By Representative Dr. Ron Paul
Throughout the presidential election controversy,
we have been bombarded with references to our sacred "democracy." Television and radio shows have been inundated with politicians worried about the "will of the people" being thwarted by the courts. Solemn warnings have been issued concerning the legitimacy of the presidency and the effects on our "democratic system" if the eventual winner did not receive the most popular votes. "I'm really in love with our democracy," one
presidential candidate gushed to a reporter. Apparently, the United
States at some point become a stealth democracy at the behest of news
directors and politicians.
The problem, of course, is that our country
is not a democracy. Our nation was founded as a constitutionally limited
republic, as any grammar school child knew just a few decades ago (remember
the Pledge of Allegiance: "and to the Republic for which it stands"...?). The Founding Fathers were concerned with liberty, not democracy. In fact, the word democracy does not appear in the Declaration of Independence or the Constitution. On the contrary, Article IV, section 4 of the Constitution is quite clear: "The
United States shall guarantee to every state in this Union a Republican Form
of Government (emphasis added). The emphasis on democracy in our modern political
discourse has no historical or constitutional basis.
In fact, the Constitution is replete with undemocratic mechanisms. The electoral college is an obvious example. Small states are represented in national elections with greater electoral power than their populations would warrant in a purely democratic system. Similarly, sparsely populated Wyoming has the same number of senators as heavily populated New York. The result is not democratic, but the Founders knew that smaller states had to be protected against overreaching federal power. The Bill of Rights provides individuals with similar protections against the majority. The First Amendment, for example, is utterly undemocratic. It was designed to protect unpopular speech against democratic fervor. Would the same politicians so enamored with democracy be willing to give up freedom of speech if the majority chose to do so?

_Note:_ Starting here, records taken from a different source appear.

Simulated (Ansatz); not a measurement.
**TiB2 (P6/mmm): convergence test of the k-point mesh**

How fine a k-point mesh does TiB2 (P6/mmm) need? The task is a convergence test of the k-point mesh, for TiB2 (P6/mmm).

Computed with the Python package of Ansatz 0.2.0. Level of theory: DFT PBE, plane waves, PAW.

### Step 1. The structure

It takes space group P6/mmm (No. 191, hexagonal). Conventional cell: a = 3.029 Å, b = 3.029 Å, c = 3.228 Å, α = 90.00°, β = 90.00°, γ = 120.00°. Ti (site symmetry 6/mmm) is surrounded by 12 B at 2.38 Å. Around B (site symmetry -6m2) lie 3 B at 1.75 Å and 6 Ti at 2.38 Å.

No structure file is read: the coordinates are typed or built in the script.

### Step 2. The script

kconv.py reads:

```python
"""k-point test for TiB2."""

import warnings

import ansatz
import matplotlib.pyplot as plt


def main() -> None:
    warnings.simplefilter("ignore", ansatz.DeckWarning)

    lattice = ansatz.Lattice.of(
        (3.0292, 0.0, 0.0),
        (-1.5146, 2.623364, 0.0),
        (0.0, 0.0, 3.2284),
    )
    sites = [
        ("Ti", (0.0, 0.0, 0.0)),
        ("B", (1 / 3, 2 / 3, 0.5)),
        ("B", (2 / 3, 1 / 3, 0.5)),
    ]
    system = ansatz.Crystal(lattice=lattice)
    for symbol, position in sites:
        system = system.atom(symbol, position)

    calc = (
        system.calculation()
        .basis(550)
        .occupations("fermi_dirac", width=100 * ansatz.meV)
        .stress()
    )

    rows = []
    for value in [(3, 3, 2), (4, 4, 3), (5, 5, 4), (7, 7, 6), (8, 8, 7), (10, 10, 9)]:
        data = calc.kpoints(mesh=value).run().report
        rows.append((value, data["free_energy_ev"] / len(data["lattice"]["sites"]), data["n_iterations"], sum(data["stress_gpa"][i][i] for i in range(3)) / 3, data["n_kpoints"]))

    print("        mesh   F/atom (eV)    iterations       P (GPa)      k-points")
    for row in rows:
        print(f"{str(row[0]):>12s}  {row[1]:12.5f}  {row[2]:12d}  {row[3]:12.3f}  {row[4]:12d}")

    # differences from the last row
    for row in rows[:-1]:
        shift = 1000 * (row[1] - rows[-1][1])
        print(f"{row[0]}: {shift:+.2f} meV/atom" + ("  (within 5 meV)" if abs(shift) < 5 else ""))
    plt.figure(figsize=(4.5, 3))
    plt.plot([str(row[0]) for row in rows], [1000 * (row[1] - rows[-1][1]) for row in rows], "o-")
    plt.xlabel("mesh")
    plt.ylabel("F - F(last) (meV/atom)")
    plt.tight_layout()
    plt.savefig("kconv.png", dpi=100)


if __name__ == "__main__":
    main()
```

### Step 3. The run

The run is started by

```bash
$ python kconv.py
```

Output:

Our Founders instituted a republican
system to protect individual rights and property rights from tyranny, regardless
of whether the tyrant was a king, a monarchy, a congress, or an unelected
mob. They believed that a representative government, restrained by the Bill
of Rights and divided into three power sharing branches, would balance the
competing interests of the population. They also knew that unbridled democracy
would lead to the same kind of tyranny suffered by the colonies under King
George. In other words, the Founders had no illusions about democracy. Democracy
represented unlimited rule by an omnipotent majority, while a constitutionally
limited republic was seen as the best system to preserve liberty. Inalienable
individual liberties enshrined in the Bill of Rights would be threatened
by the "excesses of democracy."
Last week I introduced a resolution in Congress which reaffirms our nation's republican form of government. H.Con Res 443 serves as a response to recent calls for the abolition of the electoral college. The collectivist liberals want popular national elections (rather than the electoral college system) because they know their constituencies are concentrated in certain heavily populated states. They want to nullify the voting power of the smaller, pro-liberty states. Supporters of my resolution in Congress can send a strong message that every state still matters, and that liberty is more important than shifting majority sentiment.